Skip to content

uqtils.mcmc

Module for Markov-Chain Monte Carlo routines.

Includes:

  • normal_pdf - vectorized Gaussian pdf evaluation
  • normal_sample - vectorized Gaussian sampling
  • is_positive_definite - whether a matrix is positive semi-definite
  • nearest_positive_definite - finds the nearest PSD matrix
  • dram - Delayed rejection adaptive Metropolis-Hastings MCMC
  • autocorrelation - computes the autocorrelation of a set of samples

autocorrelation(samples, maxlag=100, step=1)

Compute the auto-correlation of a set of samples.

PARAMETER DESCRIPTION
samples

(niter, nwalk, ndim) samples returned from dram or a similar MCMC routine

maxlag

maximum distance to compute the correlation for

DEFAULT: 100

step

step between distances from 0 to maxlag for which to compute the correlations

DEFAULT: 1

RETURNS DESCRIPTION

lags, autos, tau, ess - the lag times, auto-correlations, integrated auto-correlation, and effective sample sizes

Source code in src/uqtils/mcmc.py
def autocorrelation(samples, maxlag=100, step=1):
    """Compute the auto-correlation of a set of samples.

    :param samples: `(niter, nwalk, ndim)` samples returned from `dram` or a similar MCMC routine
    :param maxlag: maximum distance to compute the correlation for
    :param step: step between distances from 0 to `maxlag` for which to compute the correlations
    :returns: lags, autos, tau, ess - the lag times, auto-correlations, integrated auto-correlation,
              and effective sample sizes
    """
    niter, nwalk, ndim = samples.shape
    mean = np.mean(samples, axis=0)
    var = np.sum((samples - mean[np.newaxis, ...]) ** 2, axis=0)

    lags = np.arange(0, maxlag, step)
    autos = np.zeros((len(lags), nwalk, ndim))
    for zz, lag in enumerate(lags):
        # compute the covariance between all samples *lag apart*
        for ii in range(niter - lag):
            autos[zz, ...] += (samples[ii, ...] - mean) * (samples[ii + lag, ...] - mean)
        autos[zz, ...] /= var
    tau = 1 + 2 * np.sum(autos, axis=0)     # Integrated auto-correlation
    ess = niter / tau                       # Effective sample size
    return lags, autos, tau, ess

dram(logpdf, x0, niter, cov0=None, gamma=0.5, eps=1e-06, adapt_after=100, adapt_interval=10, delayed=True, progress=True, filename=None)

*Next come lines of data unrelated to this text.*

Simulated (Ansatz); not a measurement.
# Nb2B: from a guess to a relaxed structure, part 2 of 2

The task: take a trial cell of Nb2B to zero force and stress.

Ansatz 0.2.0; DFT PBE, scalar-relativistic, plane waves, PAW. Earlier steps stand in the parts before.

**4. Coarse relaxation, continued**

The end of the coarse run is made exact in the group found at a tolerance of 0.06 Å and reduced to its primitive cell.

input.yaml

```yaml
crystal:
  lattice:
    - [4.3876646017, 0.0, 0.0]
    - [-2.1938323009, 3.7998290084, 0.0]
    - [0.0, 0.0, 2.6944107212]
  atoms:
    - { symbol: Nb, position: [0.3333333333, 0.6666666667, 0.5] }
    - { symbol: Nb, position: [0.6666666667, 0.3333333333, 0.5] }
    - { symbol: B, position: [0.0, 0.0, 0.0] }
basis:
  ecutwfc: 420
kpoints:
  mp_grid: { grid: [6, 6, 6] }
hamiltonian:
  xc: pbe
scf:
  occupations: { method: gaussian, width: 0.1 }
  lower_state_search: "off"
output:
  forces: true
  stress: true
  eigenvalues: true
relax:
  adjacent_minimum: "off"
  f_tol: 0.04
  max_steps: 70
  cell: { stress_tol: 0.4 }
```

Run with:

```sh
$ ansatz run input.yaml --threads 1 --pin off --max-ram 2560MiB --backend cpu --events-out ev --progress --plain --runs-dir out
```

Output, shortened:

Delayed adaptive metropolis-hastings MCMC with a Gaussian proposal.

PARAMETER DESCRIPTION
logpdf

log PDF function of target distribution

x0

(nwalkers, ndim) initial parameter samples, ignored if samples exist in filename

cov0

(ndim, ndim) the initial proposal covariance, defaults to identity or cov value in filename

DEFAULT: None

niter

number of iterations

gamma

scale factor for the covariance matrix for delayed rejection step

DEFAULT: 0.5

eps

small constant for making sure covariance is well-conditioned

DEFAULT: 1e-06

adapt_after

the number of iterations before covariance adaptation begins (ignored if <=0)

DEFAULT: 100

adapt_interval

the number of iterations between each covariance adaptation (ignored if adapt_after<=0)

DEFAULT: 10

delayed

whether to try to sample again after first rejection

DEFAULT: True

progress

whether to display progress of the sampler

DEFAULT: True

filename

if specified, an hdf5 file to save results to. If the file already has dram results, the new samples will be appended. Follows the same format as the emcee library

DEFAULT: None

RETURNS DESCRIPTION

samples, log_pdf, acceptance - (niter, nwalkers, ndim) samples of the target distribution, the logpdf values at these locations, and the cumulative number of accepted samples per walker

Source code in src/uqtils/mcmc.py
def dram(logpdf, x0, niter, cov0=None, gamma=0.5, eps=1e-6, adapt_after=100, adapt_interval=10,
         delayed=True, progress=True, filename=None):
    """Delayed adaptive metropolis-hastings MCMC with a Gaussian proposal.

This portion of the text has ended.